Skip to content

Your first job with retries

You’ve got a job round-tripping. Now make it fail, watch ChasquiMQ retry it, and learn how to short-circuit retries when the job is unsalvageable.

A queue that processes welcome emails. The handler fails on the first two attempts and succeeds on the third. Then a poison-pill payload triggers UnrecoverableError and goes straight to the DLQ.

Pass attempts and backoff either at queue level (default for every add) or per-job. We’ll use per-job overrides here so the example is self-contained.

import { Queue, Worker, UnrecoverableError } from "chasquimq";
const connection = { host: "127.0.0.1", port: 6379 };
const queue = new Queue("welcome", { connection });
let calls = 0;
const worker = new Worker(
"welcome",
async (job) => {
calls += 1;
console.log(`call #${calls} for job ${job.id} (attempt ${job.attemptsMade})`);
if (job.data.to === "poison@example.com") {
throw new UnrecoverableError("blocked address");
}
if (calls < 3) {
throw new Error("transient SMTP failure");
}
return { delivered: true };
},
{ connection },
);
await queue.add(
"welcome",
{ to: "ada@example.com" },
{ attempts: 5, backoff: { type: "exponential", delay: 100 } },
);
await queue.add(
"welcome",
{ to: "poison@example.com" },
{ attempts: 5 },
);

You should see something like:

call #1 for job 01HV... (attempt 1)
call #2 for job 01HV... (attempt 2)
call #3 for job 01HV... (attempt 3)
call #4 for job 01HW... (attempt 1)

Three calls for the first job — two failures and a success. One call for the poison job — the UnrecoverableError skipped retries entirely. Job IDs are ULIDs (timestamp-prefixed, sortable).

When your handler returned Err / threw / rejected:

  1. The worker re-encoded the job with attempt += 1.
  2. A single Lua script atomically XACKDEL’d the original stream entry and ZADD’d the new copy onto the delayed sorted set with a fire-time computed from the backoff.
  3. The promoter (embedded in the consumer) moved the entry back into the stream when its delay was up.
  4. Your handler ran again with job.attemptsMade (Node) / job.attempt (Python) incremented.

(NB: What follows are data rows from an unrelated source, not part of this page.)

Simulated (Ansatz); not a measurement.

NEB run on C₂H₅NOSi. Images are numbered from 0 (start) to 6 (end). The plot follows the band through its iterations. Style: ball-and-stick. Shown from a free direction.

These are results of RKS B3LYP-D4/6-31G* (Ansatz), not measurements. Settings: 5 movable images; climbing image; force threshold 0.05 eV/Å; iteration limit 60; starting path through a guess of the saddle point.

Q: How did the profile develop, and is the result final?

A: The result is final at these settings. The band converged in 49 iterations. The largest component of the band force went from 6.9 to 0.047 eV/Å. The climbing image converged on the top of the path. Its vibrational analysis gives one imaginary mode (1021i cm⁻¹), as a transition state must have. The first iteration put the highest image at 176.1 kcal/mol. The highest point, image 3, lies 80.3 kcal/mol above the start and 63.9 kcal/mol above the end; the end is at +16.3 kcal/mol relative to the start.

When the poison job threw UnrecoverableError:

  • The engine bypassed the retry budget and routed the entry directly to the DLQ stream ({chasqui:welcome}:dlq) with DlqReason::Unrecoverable.
Terminal window
chasqui dlq peek welcome

You’ll see the poison job with its reason: unrecoverable and the original payload. To put the bug-fixed job back into the main stream:

Terminal window
chasqui dlq replay welcome --limit 50

Replayed jobs get a fresh retry budget — attempt resets to zero before the re-XADD.

  • Attempt count is 1-indexed. The first delivery is attempt 1.
  • UnrecoverableError is a name match. Any error whose name === "UnrecoverableError" (Node) or whose class name is UnrecoverableError (Python) maps to HandlerError::unrecoverable(...) on the Rust side. Subclassing works.
  • Panics also go to DLQ. A handler that throws an uncaught exception does not retry — it routes to DLQ with DlqReason::Panic. Treat panics as code bugs, not transient failures.
  • CLAIM is the safety net. If a worker crashes mid-handler before the retry path runs, the engine’s idle-pending claim path re-delivers the entry on the next read. You don’t need to handle that case yourself.